# Niemytzki Plane is Topology

## Proof

By definition $T = \left({S, \tau}\right)$ is the Niemytzki plane if

 $\displaystyle (1): \ \$ $\displaystyle S$ $=$ $\displaystyle \left\{ {\left({x, y}\right): y \geq 0}\right\}$ $\displaystyle (2): \ \$ $\displaystyle \mathcal B \left({x, y}\right)$ $=$ $\displaystyle \left\{ {B_r \left({x, y}\right) \cap S: r > 0}\right\}$ if $x, y \in \R, y > 0$ $\displaystyle (3): \ \$ $\displaystyle \mathcal B \left({x, 0}\right)$ $=$ $\displaystyle \left\{ {B_r \left({x, r}\right) \cup \left\{ {\left({x, 0}\right)}\right\}: r > 0}\right\}$ if $x \in \R$ $\displaystyle (4): \ \$ $\displaystyle \tau$ $=$ $\displaystyle \left\{ {\bigcup \mathcal G: \mathcal G \subseteq \bigcup_{\left( {x, y}\right) \in S} \mathcal B \left( {x, y}\right)}\right\}$

where $B_r \left({x, y}\right)$ denotes the open $r$-ball of $\left({x, y}\right)$ in the $\R^2$ Euclidean space.

According to Topology Defined by Neighborhood System it should be proved

$(N0): \quad \forall \left({x, y}\right) \in S: \mathcal B\left({x, y}\right)$ is non-empty set of subsets of $S$
$(N1): \quad \forall \left({x, y}\right) \in S, U \in \mathcal B\left({x, y}\right): \left({x, y}\right) \in U$
$(N2): \quad \forall \left({x, z}\right) \in S, U \in \mathcal B\left({x, z}\right), \left({y, s}\right) \in U:\exists V \in \mathcal B\left({y, s}\right): V \subseteq U$
$(N3): \quad \forall \left({x, y}\right) \in S, U_1, U_2 \in \mathcal B\left({x, y}\right): \exists U \in \mathcal B\left({x, y}\right): U \subseteq U_1 \cap U_2$

Ad $(N0)$:

Let $\left({x, y}\right) \in S$.

In both cases: $y > 0$ and $y = 0$, by $(2)$ and $(3)$:

$\mathcal B \left({x, y}\right)$ is non-empty

Let $U \in \mathcal B \left({x, y}\right)$.

In a case when $y > 0$:

$\exists r > 0: U = B_r\left({x, y}\right) \cap S$
$U$ is a subset of $S$.

In a case when $y = 0$:

$\exists r > 0: U = B_r\left({x, r}\right) \cup \left\{{\left({x, 0}\right)}\right\}$

By definition of subset:

$B_r\left({x, r}\right) \subseteq S$ and $\left\{{\left({x, 0}\right)}\right\} \subseteq S$
$U$ is a subset of $S$.

Ad $(N1)$:

Let $\left({x, y}\right) \in S$.

Let $U \in \mathcal B \left({x, y}\right)$.

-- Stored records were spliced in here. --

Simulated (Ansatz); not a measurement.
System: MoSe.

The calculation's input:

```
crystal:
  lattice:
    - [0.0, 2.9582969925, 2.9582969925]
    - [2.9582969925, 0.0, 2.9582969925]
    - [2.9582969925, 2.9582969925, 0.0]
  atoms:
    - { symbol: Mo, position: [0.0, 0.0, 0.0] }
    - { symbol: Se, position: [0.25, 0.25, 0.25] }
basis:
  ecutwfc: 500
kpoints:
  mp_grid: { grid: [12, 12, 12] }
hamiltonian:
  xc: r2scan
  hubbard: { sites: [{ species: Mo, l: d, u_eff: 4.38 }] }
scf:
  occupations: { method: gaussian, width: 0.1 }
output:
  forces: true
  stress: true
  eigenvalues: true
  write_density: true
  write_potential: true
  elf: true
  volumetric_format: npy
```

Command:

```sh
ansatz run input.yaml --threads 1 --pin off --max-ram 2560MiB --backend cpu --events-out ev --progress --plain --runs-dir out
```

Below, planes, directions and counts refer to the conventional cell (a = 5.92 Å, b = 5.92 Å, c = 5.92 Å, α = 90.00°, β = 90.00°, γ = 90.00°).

In a case when $y > 0$ by $(2)$:

$\exists r > 0: U = B_r\left({x, y}\right) \cap S$
$d\left({\left({x, y}\right), \left({x, y}\right)}\right) = 0$

where $d$ denotes the distance function of $\R^2$ Euclidean space.

By definition of open ball:

$\left({x, y}\right) \in B_r\left({x, y}\right)$

Thus by definition of intersection:

$\left({x, y}\right) \in U$

In a case when $y = 0$ by $(3)$:

$\exists r > 0: U = B_r\left({x, r}\right) \cup \left\{{\left({x, 0}\right)}\right\}$

By definition of singleton:

$\left({x, 0}\right) \in \left\{{\left({x, 0}\right)}\right\}$

Thus by definition of union:

$\left({x, 0}\right) \in U$

Thus in both cases:

$\left({x, 0}\right) \in U$

Ad $(N2)$:

Let $\left({x, 0}\right) \in S, U \in \mathcal B \left({x, y}\right), \left({z, s}\right) \in U$.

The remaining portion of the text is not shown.